STAT LINE: 10 G, 7.1 IP, 8 K, 0 BB, 1.23 ERA, 2.75 FIP
Steven Okert didn’t pitch a lot for the Giants this year, but when he did, he really couldn’t have done much more. His first nine appearances of the year in the majors were scoreless, and in his final one, the last game of the year, he didn’t give up a run until his second inning of work. Considering that quite a few Giants fans gave up on him after a 2017 season where he pitched like a 2017 Giant, his positive performance in a small sample in the majors at least gave us a reason to think that maybe those good minor league numbers he’s put up for most of his career could mean something in the big leagues someday after all.

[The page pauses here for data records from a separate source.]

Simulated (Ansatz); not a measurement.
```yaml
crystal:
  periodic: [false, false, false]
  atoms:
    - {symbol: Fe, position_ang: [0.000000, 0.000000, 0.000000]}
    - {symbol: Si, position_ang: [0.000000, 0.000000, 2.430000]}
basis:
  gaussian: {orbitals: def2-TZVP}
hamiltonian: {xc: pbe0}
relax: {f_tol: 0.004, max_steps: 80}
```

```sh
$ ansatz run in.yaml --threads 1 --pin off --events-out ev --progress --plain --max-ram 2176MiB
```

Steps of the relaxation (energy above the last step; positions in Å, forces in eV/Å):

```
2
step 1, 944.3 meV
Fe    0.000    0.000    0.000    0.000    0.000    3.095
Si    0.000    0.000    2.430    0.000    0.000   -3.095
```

Okert’s numbers in the minors this year weren’t so impressive, with a 4.55 ERA across 31.2 innings. There is a caveat to that, though: almost all of that damage came over two games. One of them, a six earned run inning against Albuquerque in late June, was just a disaster inning. But the first, an inning against Tacoma in mid-April where he gave up five runs, happened because he was pitching through a lat strain that would end up costing him a month and a half. If you remove the outing where he was pitching injured, Okert’s ERA in Sacramento drops to 3.23, and his year in AAA starts to look pretty solid.
Also, he got a haircut. Gotta appreciate a man who knows his flow can’t compete with Dereck Rodriguez’s.
ROLE ON THE 2018 TEAM: He barely had one! Okert was called up for a day in April, didn’t get into a game, and was sent down the next day so that Andrew Suarez could be called up. Then he had to wait until September to get back to the majors, and mostly pitched in games where the Giants were facing insurmountable deficits, like 2 runs, or 1 run, or being tied after the offense had already scored.
ROLE ON THE 2019 TEAM: You can make a case that Okert has a shot at making the 2019 team even if neither Tony Watson nor Will Smith gets traded this offseason. Okert is much more of a LOOGY than either Watson or Smith — it didn’t show up in the majors this year, but in AAA righties had a .899 OPS against him while opposing lefties had just a .501 OPS — whose lefty-righty splits are minimal, so it’s not like he’d be taking anyone’s place. But Ty Blach is likely to be the long man, and you don’t see a lot of bullpens with four lefties in them.
It’s not impossible he’ll find a place. There certainly is a spot that he could claim, but it’s far too early to predict he will. It’ll depend on what the team does this offseason, what the new front office thinks of Okert, and probably how he does in Spring Training. Still, his future with the team is probably brighter than it was this time last year, when he was coming off a very poor 2017 season.
The Giants had a crowded bullpen this year, and even if Okert had forced the issue a little more in Sacramento, it’s tough to see how he’d have gotten much time in it. But in the outings he did have, he impressed, and it’s pretty clear that of all the left-handed relievers with 5-letter last names that start with O in the Giants organization, Steven Okert’s the one on top.